I.III: The Court of Appeal failed to recognise that the Executive examination held by the Australian Crimes Commission (ACC) upon the Applicant (being an unlawful post-charge examination on the subject matter of the charge, see: X7) was not a 'special investigation / operation in fact'. As a result, that Court failed to recognise that the ACC, AFP and ACBPS had violated and/or undermined their 'statutory responsibilities' as recognized per Kiefel CJ, Bell and Nettle JJ in Strickland at [101], within Division 2 of Pt II of the ACC Act. Such actions infringed upon the Applicant's common law right to silence, which has arguably brought the administration of justice into disrepute.

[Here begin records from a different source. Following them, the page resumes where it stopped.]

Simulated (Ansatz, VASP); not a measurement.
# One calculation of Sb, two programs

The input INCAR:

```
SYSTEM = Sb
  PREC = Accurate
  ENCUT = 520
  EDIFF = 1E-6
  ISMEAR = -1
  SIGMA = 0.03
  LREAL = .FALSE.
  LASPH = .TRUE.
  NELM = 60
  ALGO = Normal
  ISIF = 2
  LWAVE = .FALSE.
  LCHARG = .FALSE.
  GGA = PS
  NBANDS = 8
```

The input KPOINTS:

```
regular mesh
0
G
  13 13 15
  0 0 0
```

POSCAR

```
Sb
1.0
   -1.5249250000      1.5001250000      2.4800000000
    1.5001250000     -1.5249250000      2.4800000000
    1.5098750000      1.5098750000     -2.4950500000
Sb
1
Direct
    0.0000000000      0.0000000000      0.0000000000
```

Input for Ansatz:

I.IV: New Ground: The Court of Appeal failed to recognise the Supreme Court's effective finding of the Applicant's, within a restricted hearing and the consequent published ruling - without pseudonym names - inferring the Applicant's guilt, prior to jury trial held, therefore resulting in a violation of the Applicant's mandatory common law right of a trial by jury within provisions of the Jury Act (Qld) and the irredeemable prejudice that arose, as the trial Judge Atkinson J and Court staff were privy to a published ruling and embargoed coercive examination product held within the Court's files." (emphasis and errors in original)
In his affidavit in support of the application, the applicant in effect contends that this second application for special leave to appeal should not be regarded as an abuse of process because Grounds II and III as preferred in the proposed second application are in substance the same as draft grounds of appeal that were presented to senior counsel in advance of the first application for special leave, but which counsel advised should not be included for fear they would detract from the prospects of success of the grounds that were advanced. The applicant says nothing as to why Grounds I and IV preferred in the proposed second application were not advanced in support of the first application.
The fact that the applicant may have wished to advance grounds in support of an interlocutory application that counsel advised, and the applicant accepted, were unmeritorious or unhelpful to the application is not a basis to apply again on those grounds. Nor is it a basis to apply again that, either before or after the first application, further grounds might have occurred to an applicant on which the applicant now seeks to rely. Generally speaking, an applicant for interlocutory relief is required to advance all of the grounds on which he or she relies in support of the relief sought; and, in the absence of exceptional circumstances, such as, for example, the discovery of facts of which the applicant was not aware and which the applicant could not have ascertained with reasonable diligence at the time of the first application, it will ordinarily be regarded as an abuse of process to make a second application for interlocutory relief on the same or other grounds. Furthermore, in the case of an application for special leave to appeal, it is also to be borne in mind that, although refusal of an earlier application for special leave is not res judicata between the parties, the order refusing the first application has long been conceived of as "the final curial act which brings the litigation between the parties to an end". Thus, in the absence of a compelling explanation or circumstance, the practice of this Court is to regard a subsequent application for special leave traversing substantially the same subject matter as an earlier application as an abuse of process.
Lest it be thought, however, that so to conclude may be to deprive the applicant of a chance of acquittal otherwise fairly open to him, it is also to be observed that proposed Grounds II and III add nothing in substance to what was advanced in support of the first application, and, on the material advanced in support of this application, there is no reason to doubt the correctness of the holdings the subject of those grounds.
Conclusion
For these reasons, I direct, pursuant to r 13.03.1 of the High Court Rules, that the application be determined without listing it for hearing. It is ordered that the application be dismissed.